Analyst Ratings January 22, 2026

UBS Keeps Neutral Stance on Church & Dwight Ahead of Q4 Earnings

Analysts anticipate moderate growth amid industry challenges and ongoing portfolio adjustments

By Sofia Navarro CHD
UBS Keeps Neutral Stance on Church & Dwight Ahead of Q4 Earnings
CHD

UBS reaffirmed its Neutral rating and $92 price target for Church & Dwight as the company prepares to release its fourth-quarter 2025 earnings. Anticipated earnings per share slightly exceed consensus and guidance, but industry headwinds and product divestitures are expected to temper upside potential. Other firms have issued mixed upgrades, reflecting varied market sentiment.

Key Points

  • UBS maintains Neutral rating with a $92 price target on Church & Dwight ahead of Q4 earnings announcement.
  • Projected Q4 EPS of $0.84 slightly exceeds consensus and company guidance, but challenges in the operating environment limit upside.
  • Recent divestiture of vitamin brands and strategic review indicate portfolio adjustments; sector analyst upgrades reflect mixed market sentiment.

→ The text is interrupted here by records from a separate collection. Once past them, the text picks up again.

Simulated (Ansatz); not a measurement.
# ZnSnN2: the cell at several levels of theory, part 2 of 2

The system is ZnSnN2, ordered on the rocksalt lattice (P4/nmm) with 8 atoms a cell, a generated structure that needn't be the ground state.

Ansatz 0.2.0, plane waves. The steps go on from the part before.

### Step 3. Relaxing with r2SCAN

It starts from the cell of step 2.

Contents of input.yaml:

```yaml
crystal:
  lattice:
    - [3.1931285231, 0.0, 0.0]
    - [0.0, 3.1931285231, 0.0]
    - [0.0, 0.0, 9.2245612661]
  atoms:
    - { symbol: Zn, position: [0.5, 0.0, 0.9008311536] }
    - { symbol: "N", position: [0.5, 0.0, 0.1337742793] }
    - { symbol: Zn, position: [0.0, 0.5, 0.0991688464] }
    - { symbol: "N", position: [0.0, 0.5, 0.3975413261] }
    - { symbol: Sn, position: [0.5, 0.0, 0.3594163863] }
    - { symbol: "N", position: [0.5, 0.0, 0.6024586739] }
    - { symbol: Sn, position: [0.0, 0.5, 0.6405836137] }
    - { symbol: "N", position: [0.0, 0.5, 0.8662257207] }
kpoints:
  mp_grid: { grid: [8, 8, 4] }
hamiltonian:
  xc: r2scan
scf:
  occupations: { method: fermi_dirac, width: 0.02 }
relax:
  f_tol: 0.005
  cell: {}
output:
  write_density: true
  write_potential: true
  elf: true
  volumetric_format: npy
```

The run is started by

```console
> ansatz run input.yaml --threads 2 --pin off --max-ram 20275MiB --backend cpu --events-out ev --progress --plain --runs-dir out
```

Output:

In advance of Church & Dwight Co. Inc.'s upcoming financial disclosure, UBS has maintained its Neutral analyst rating and price target of $92 on the company's stock (NYSE: CHD). The company is scheduled to announce its fourth-quarter 2025 performance results on January 30, prior to market opening, immediately followed by its annual Investor Day event.

UBS projects a quarterly earnings per share (EPS) figure of $0.84, marginally surpassing both the general market consensus and Church & Dwight's own forecast of $0.83. Despite this slight upside, UBS anticipates less robust gains compared to the company's historical performance metrics, attributing this outlook to a "challenging operating environment" faced by the sector.

The investment firm's analysis suggests that investor attention will focus primarily on the initial forward guidance Church & Dwight provides. UBS cautions that this guidance may fall short of the firm's aspirational Evergreen targets, influenced by subdued industry demand and the financial impacts associated with the divestiture of the vitamin, mineral, and supplement (VMS) business.

UBS further comments on the ongoing debate surrounding Church & Dwight's stock within its coverage universe, noting a divided market perspective. Supporters emphasize favorable sequential comparisons anticipated in the first quarter of 2026 and the potential for organic growth surpassing average rates. Conversely, skeptics express concerns that the market's optimism may be excessive and that current valuation levels offer limited margin for error.

Ultimately, UBS balances these viewpoints by acknowledging a fundamentally positive outlook for the company's early 2026 operations, while also indicating that such positive expectations appear largely accounted for in present valuations.

In a related update, Church & Dwight recently reported stronger-than-expected results for the third quarter of 2025. The company delivered adjusted EPS of $0.81, exceeding the anticipated $0.74, and posted revenues of $1.59 billion against estimates of $1.53 billion. Additionally, the firm announced an agreement to sell its VitaFusion and L’il Critters vitamin brands to Piping Rock Health Products, with the transaction expected to finalize by the end of 2025. This move follows a strategic review focusing on the firm’s vitamin, minerals, and supplement segment, which is projected to represent less than 5% of 2025 net sales.

Analyst reactions to these developments have been varied. Raymond James upgraded Church & Dwight’s rating from Market Perform to Outperform, assigning a $100 price target. Similarly, Jefferies raised its rating from Hold to Buy, lifting its price target to $102, citing a reassessment of the sector’s valuation. Meanwhile, Evercore ISI sustained an In Line rating with a $101 price target, describing the fourth quarter as a transitional phase for the company. Collectively, these viewpoints highlight a mix of strategic repositioning and commendable earnings momentum for Church & Dwight.

Risks

  • Potential downside risk if initial guidance falls short of Evergreen goals due to weaker industry demand and impacts from VMS divestiture.
  • Market valuation currently leaves limited room for error, increasing sensitivity to earnings or guidance misses.
  • Operating environment described as challenging, hinting at external market or economic uncertainties affecting performance.